Honda has put on sale its latest 1.6-litre 120PS Diesel engine in the popular Civic range.
As seems to be customary, the technology in this engine has been given a name: ‘Earth Dreams’. Broadly speaking, it hints at eco-friendliness, through efficiency in frugal fuel consumption and low emission pollution, but without reducing accelerative performance (0-62 mph in 10.5 seconds).

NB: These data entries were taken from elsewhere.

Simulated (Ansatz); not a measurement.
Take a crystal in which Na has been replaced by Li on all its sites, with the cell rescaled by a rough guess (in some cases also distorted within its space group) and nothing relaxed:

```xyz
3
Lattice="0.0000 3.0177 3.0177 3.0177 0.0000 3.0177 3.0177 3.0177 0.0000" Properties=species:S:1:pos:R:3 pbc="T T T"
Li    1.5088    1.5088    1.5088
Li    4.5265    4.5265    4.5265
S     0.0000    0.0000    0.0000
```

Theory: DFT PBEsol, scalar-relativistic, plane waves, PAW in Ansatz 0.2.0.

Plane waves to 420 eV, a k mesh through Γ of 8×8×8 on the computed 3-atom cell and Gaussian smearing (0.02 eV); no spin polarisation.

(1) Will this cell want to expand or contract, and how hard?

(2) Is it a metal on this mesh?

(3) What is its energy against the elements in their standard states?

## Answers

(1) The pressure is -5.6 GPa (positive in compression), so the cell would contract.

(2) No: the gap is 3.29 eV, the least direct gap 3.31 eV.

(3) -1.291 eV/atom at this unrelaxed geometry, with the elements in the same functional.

The range starts with the SE version, costing £19,400. There’s also the ES at £20,595 and the EX for £23,175. In each case, the engine is unchanged, so the extra costs are for upgrades in equipment refinement or add-on features. The good thing in Honda’s case is that, whichever model you go for, you will not lose out on any safety technology. This includes the main standard industry features of ABS (anti-skid braking), EBD (electronic brake force distribution ensuring appropriate braking power to front or rear ends), EBA (emergency brake assist (ensuring full pressure from the brake pedal if the driver hasn’t already done this) and VSA (vehicle stability assist so that, for example on a bend where the car detects loss of adhesion, engine power is reduced to the wheel that’s starting to skid).
Driving the 1.6 i-DTEC is easy and pleasant. I happened to be in the top-of-the-range XE, so had the benefit of HDD navigation, premium audio, leather interior, heated front seats, also front and rear parking sensors. On my drive, I didn’t in fact require any of these (seats, of course, are useful, but don’t have to be in leather!). My navigator happened to be none other than Honda’s BTCC champion driver, Matt Neal. I was even more on my best behaviour, therefore, than I would usually be.
FRUGAL FUEL CONSUMPTION
Our route for the first impressions covered around thirty miles of sunny – as it happened – Sussex, and was generally unhurried, but with some very slow traffic through villages. Having said that, and even though Honda’s official combined fuel consumption for this car is 78.3 mpg, it was pleasing to find that the car’s trip computer showed my fuel was used at 73.1 mpg. By the way, although Diesel technology is reckoned to be less effective in heavy traffic, this Honda’s official fuel consumption figure for urban motoring is an impressive 70.6 mpg, so it sounds promising. (We’d love to hear from you if owners who regularly drive in heavy traffic can actually achieve anything like this figure.) The clue is in the improvements to the turbo-charging, the high pressure injection of fuel and internal redesign. Lighter construction of the engine (Honda says this is the lightest engine in its class) and reduction in weight in the newly-designed six-speed gearbox are further aids, as are subtle changes to the aerodynamics. If fuel economy is all-important to you, you can opt to drive in the car’s economy mode; I used it for perhaps ten per cent of my trial run.
It’s not easy to find fault with new cars these days, certainly not in a brief first drive. The Civic 1.6 i-DTEC showed no faults or immediately noticeable design peculiarities; everything was in place and worked nicely. The car was comfortable; they call their rear seats ‘Magic seats’, but not in the sense of producing the unexpected! No, it’s just their name for an admittedly very easy system of folding re-setting the back seats to extend boot space.
The engine felt responsive and the gearbox made for a very easy drive: It was a car I felt instantly at home in. A clever touch is their ANC (anti noise cancellation) that helps reduce low-frequency sound.
This Civic should prove to be particularly popular, with its miserly fuel consumption and, with an emissions rating of only 94g/km, it’s in tax band A, so there’s no annual contribution to the road fund to pay, as well as, for Londoners and visitors, no congestion charge.